It could be added that the apartheid system, no matter its scandalous ethical foundation, is entirely unsuitable for a modern economy.

The notion remains widespread that South African business relishes the sea of unemployed labour in which it operates as it makes its profits by exploiting this labour. This is not true of a modern economy in which it is increasingly skills, not labour, that you need.

The unhappy truth about too much of the country’s workforce is that inadequate education and training mean that the job-seeker offers very little to business.

The criminal underinvestment in people is just one of the inefficiencies that apartheid bequeathed to the new South Africa.

It is well understood that apartheid was racebased, that it favoured whites at the expense of blacks. Less understood, though, was that the apartheid economy had tremendous inefficiencies built into it.

For one thing, it ensured that workers were often housed too far from their place of employment so that perhaps half of their wages went to transport costs.

Apartheid favoured centralisation over decentralisation and big business over small business.

It preferred monopolies and regulation to markets and competition. In too many cases in post-apartheid South Africa, the elite has conspired to cut in some blacks rather than opt to reform a sector or company to improve prices and services for the benefit of both the majority of the people and the economy.

There are numerous cases like this, both in the public and private sectors. In the oil industry, as a case in point, a structure designed to meet apartheid South Africa’s oil needs in the face of sanctions and boycotts remains pretty much unaltered 15 years into democracy.

The cry here, as elsewhere, was that there must be empowerment before efficiency. But this was never the challenge of transformation, which was always to do both at the same time.

Empowerment and efficiency had to go hand in glove if the economy was to be truly transformed. To succeed, transformation would also have to deliver better prices and services, driving down the cost of doing business and up the chances of the unemployed being drawn into the economy.

The cellphone industry is a breathtaking case in point, at one level being no more than an extravagant infrastructure for taking money out of the pockets of the poor and transferring it into the bank accounts of its wealthy management and shareholders.

Market leaders Vodacom and MTN earned combined revenues of R15.5-billion last year from interconnect fees — what the cellphone networks charge one another to terminate calls on their network. These fees have been eye-poppingly high in South Africa.

Costs are estimated by insiders to be between 25 and 40 cents but consumers have been paying through the nose at R1.25 a minute.

The fee will now be cut to 89 cents through the intervention of Communications Minister Siphiwe Nyanda. Hopefully this will be just the first of many such cuts.

The cellphone industry has been hugely profitable because this sector, as with many others, has been insufficiently competitive.

Economists have pointed to the large gap between producer and consumer inflation as evidence of insufficient competition in the South African market.

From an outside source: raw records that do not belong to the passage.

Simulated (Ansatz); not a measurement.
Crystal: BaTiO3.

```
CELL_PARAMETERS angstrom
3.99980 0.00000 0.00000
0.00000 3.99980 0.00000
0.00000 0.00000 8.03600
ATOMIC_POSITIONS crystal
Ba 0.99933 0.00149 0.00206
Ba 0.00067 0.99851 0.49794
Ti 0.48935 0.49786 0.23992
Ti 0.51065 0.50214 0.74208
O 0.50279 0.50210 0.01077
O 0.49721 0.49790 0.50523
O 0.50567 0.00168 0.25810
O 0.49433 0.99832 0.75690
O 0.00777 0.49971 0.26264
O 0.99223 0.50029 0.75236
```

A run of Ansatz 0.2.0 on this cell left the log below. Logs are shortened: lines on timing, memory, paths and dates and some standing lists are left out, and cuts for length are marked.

Producer prices have responded well to lower global demand and higher interest rates locally, the PPI falling to -3.1% compared with a year ago.

The CPI, on the other hand, also released this week, although in the 3% to 6% target range at 5.9%, was almost 10 percentage points higher than the PPI.

The two measures are not directly comparable, but the wide gap between them suggests that competitive forces are indeed working at the factory or farm gate, but market power, both in the public and private sectors, is conspiring to keep the prices paid by consumers relatively high.

As the CPI is the key determinant of interest rates, insufficient competition, coupled in some cases with cartel activity, is extracting a high economic cost.

Reg Rumney, a panelist at the debate, noted that too often in South Africa there are only a few players that dominate a sector.

He said that BEE could be coupled with an efficiency drive by using BEE to create more market players and facilitate greater competition.

He suggested, tongue in cheek, that something be nationalised just ‘to see what a mess it would be”, but added: ‘We must look at privatisation where BEE could be used to increase competition.”

‘Why do we only have SABC and e.tv? Why not privatise SABC3 as a BEE initiative? Why do we only have three cellphone companies?” he said, suggesting that a fourth licence could be used to promote both competition and BEE.